Norway Oil Fund Bans Firms on Ethical Grounds

Norway has excluded one British, one South Korean and one U.S. company involved in arms production from its $380 billion oil fund on ethical grounds, the Norwegian finance minister announced on Friday.

The fund, which invests Norway's oil and gas wealth for future generations, has excluded Britain's Serco Group, South Korea's Hanwha and U.S. company GenCorp from its investments, Finance Minister Kristin Halvorsen told a news conference.

"According to the Council on Ethics, these companies produce cluster munitions and nuclear weapons, respectively, and we cannot participate in the funding of this type of production," Halvorsen said in a statement.

Hanwha produces cluster munitions, and Serco Group and GenCorp are involved in maintaining or producing nuclear weapons, the ministry said.

"The disposal of shares of the companies has now been completed," the finance ministry said in the statement.

The fund sold 7.5 million shares in Hanwha, a finance ministry official said. He added that it was unclear if the fund -- which has shares in 7,000-7,500 different companies -- had any holdings in GenCorp or Serco Group in 2007, but in any case held no stock in those companies now.

Hanwha shares fell 4.8 percent on Friday in Seoul, and Serco Group shares were down 1.4 percent.

GenCorp's New York-listed stock closed down 0.9 percent on Thursday, but trade on Wall Street had not yet begun.

The ministry of finance has previously excluded seven producers of cluster munitions and nine producers of nuclear arms from the fund, based on the recommendations of the ethics council.

The Norwegian government has led an international effort to ban cluster munitions, which are blamed for maiming and killing thousands of civilians every year.
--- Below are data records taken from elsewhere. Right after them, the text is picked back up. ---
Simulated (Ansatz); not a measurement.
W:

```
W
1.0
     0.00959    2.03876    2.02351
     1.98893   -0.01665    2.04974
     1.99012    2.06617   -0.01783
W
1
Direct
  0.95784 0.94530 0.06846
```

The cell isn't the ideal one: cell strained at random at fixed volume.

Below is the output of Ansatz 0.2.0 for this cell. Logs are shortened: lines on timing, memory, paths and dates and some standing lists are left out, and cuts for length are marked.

Norway's Government Pension Fund -- Global, known commonly as the "oil fund," is one of the world's biggest sovereign wealth funds, being worth 2.008 trillion Norwegian crowns ($380.4 billion) at the end of October.

The fund, managed by Norway's central bank, invests most of the Norwegian government's oil and gas income in stocks and bonds overseas.

The ethics council had also looked into the activities of Germany's Rheinmetall AG, but concluded that it did not produce cluster munitions, so it was not excluded from the fund, the ministry said.